Things might have continued on like that for a long time. But in the middle of the semester, my professor for that writing course had meetings with everyone during office hours. She was behaving strangely at first when I went to see her, and it made me confused. I’d been doing my work; I’d been coming to class. I wasn’t sure what I’d done wrong.
I’ll never forget the look on her face as she folded her hands across her desk, stared me straight in the eyes, and said, “Christine — I strongly suggest you enroll in an English course next semester.”
“But…” I said. “I don’t want to be an English major.”
She shrugged. “Doesn’t matter. Do you love English?”
“Okay, so, one course. Just think about it.”
I was embarrassed. I didn’t want to think about it. But the longer I turned the idea over in my head, the more I realized it was what I wanted to do.
That a near-stranger had seen in me the flame I’d been trying to snuff out.
And when I graduated, three and a half years later, it was as an Honors English major on the creative writing track.
This post is called “How I Got My Book Deal”. I talk more about my writing journey in my “How I Got My Agent” post back in January — where I cover all my past awful first drafts, working the hardest I ever have in Pitch Wars, and signing with the incredible Kelly Sonnack of the Andrea Brown Literary Agency.
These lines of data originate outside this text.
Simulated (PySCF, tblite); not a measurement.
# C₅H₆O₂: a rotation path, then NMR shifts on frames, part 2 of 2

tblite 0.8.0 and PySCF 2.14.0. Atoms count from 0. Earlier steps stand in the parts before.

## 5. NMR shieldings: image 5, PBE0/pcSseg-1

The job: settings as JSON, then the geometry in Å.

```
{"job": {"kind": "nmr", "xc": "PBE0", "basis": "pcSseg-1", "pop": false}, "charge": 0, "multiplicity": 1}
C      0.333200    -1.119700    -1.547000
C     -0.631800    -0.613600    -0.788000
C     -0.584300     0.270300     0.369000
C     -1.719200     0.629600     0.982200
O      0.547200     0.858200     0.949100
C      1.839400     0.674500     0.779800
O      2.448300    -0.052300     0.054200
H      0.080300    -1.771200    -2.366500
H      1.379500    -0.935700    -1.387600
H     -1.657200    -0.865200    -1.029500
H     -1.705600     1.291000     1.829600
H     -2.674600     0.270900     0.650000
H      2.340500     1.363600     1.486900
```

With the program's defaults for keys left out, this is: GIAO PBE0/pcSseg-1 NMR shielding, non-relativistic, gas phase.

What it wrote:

But, tl;dr: I got my agent because I found a story I loved enough.
I got a book deal because I decided, somewhere in between that day my professor told me to take an English class and the day I officially turned in my paperwork to declare the major, that there was no sense in pretending anymore that this wasn’t what I wanted.
That drive to be a writer is what made me sign up for that first English class. It’s what carried me through writing THE DEVOURING GRAY, through Pitch Wars, through endless rescheduled social plans and weekends where I didn’t leave my apartment to finish revision after revision. It pushed me to do the research on which agents were best to query; to choose the one who I knew cared about my career just as much as I did.
It’s what kept me going when we went on submission to editors, and I had to learn how to deal with the fact that my best work wouldn’t always be enough. The same passion and intensity I’d been terrified of as a teenager was what gave me the strength to know that if THE DEVOURING GRAY didn’t sell, I’d write something else. I knew by then that I couldn’t make that part of me go away, even if I tried.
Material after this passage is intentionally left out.